Long running querys on Aurora Postgress Event-Store

flauber · March 20, 2023, 12:34pm

Hi dear Axon-Community
i’ve got a brainteaser for you on this wonderful monday morning:

We sometimes encounter a problem with long running querys on our database.
We see significantly increased iops resulting in high load and accordingly slow processing and high cost. This happens about once every second day but very irregularly and mostly in the evening or on the weekend.
When this happens we see “hanging” querys on the database, usually the client_address is that of on of our read-services on the reader-instance of the database. By hanging i mean the state is ‘active’ or ‘idle in transaction’ and its been running unusually long. We found those with queries like “… FROM pg_stat_activity WHERE state = ‘active’ …”. We don’t see indications that we have a deadlock of some sort.
A manual cancellation of the querys and/or restart of the service fixes the issue momentarily. When nothing is done manually, the issue fixes itself after about 8 hours - our guess is this might be due to some standard timeout.

Technical background:
Our services are running in aws, axon-based services in ec2 or fargate with a postgress (engine version 13.8) as event store
the services are springboot 2.6.6 applications built with axon-framework in version 4.7.2
The problem was first observed a short time after upgrading to db engine 13.7, upgrade to 13.8 was done automatically but didn’t improve things.

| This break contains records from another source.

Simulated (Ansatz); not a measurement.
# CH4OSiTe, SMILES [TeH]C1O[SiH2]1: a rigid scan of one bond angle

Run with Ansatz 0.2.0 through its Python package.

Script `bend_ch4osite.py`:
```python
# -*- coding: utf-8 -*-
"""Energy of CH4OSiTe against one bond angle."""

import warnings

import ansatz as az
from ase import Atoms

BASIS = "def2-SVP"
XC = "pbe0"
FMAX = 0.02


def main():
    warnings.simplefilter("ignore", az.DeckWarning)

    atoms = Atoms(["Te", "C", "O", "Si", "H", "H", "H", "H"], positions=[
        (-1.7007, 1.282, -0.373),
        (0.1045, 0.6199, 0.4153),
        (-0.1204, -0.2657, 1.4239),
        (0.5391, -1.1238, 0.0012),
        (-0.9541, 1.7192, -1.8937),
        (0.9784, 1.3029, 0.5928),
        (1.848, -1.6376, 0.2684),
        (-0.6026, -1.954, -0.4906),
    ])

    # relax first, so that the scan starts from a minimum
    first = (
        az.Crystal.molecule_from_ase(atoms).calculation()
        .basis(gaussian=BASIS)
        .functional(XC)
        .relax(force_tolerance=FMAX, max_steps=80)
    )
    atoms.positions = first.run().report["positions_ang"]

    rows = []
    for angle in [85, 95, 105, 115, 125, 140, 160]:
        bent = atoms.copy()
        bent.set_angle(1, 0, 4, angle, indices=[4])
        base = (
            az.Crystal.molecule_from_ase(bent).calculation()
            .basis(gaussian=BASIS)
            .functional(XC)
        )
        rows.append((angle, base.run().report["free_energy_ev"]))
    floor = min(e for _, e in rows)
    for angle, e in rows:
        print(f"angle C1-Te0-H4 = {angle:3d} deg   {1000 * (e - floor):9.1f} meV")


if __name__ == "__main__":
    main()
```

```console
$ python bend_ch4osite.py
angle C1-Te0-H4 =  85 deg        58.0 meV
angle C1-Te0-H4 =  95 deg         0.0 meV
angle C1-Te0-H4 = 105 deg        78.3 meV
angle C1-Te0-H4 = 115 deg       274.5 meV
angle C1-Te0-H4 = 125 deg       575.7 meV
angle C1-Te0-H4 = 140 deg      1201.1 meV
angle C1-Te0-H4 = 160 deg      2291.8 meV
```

Do you have any ideas why this might happen or some suggestions what we should further look into? Or did someone encounter a similar problem?
We are currently trying to increase logging, find out specifics on these queries and are looking into Postgress specifically - in the meantime any help is greatly appreciated.

Gerard · March 20, 2023, 1:56pm

Hi Flauber,

I’m not sure this is the reason, but since you mention it only happens occasionally, could it be related to a vacuum process running? I did read from here that toast might have a negative impact on vacuum performance:

“Vacuum performance: PostgreSQL runs a process called “vacuum,” which reclaims disk space from deleted or updated rows to maintain the database’s performance. The vacuum process could be slow when there are a lot of large data objects stored in TOAST tables. To address this issue, try running the vacuum process during periods of low database activity, or consider using a storage solution optimized for handling large data objects such as file systems or object storage.”

Typically when using JPA with Axon and Postgres all the event payloads are stored using TOAST. So it could be that disabling it, be following the instructions in this blog post might improve things.

flauber · March 20, 2023, 2:36pm

Hi Gerard,

First of all thank you for your quick answer!
Unfortunately, we are already running a solution similar to the one given in the blog post.

Gerard · March 20, 2023, 3:26pm

I don’t have any other suggestions. Hopefully, you can supply some additional information soon.

flauber · March 29, 2023, 10:50am

Upon further investigation it seems like the db engine upgrade might not be the issue, as we discovered similar looking spikes in IOPS from before the upgrade. Overall load has increased so that may be why we see the issue more regularly now.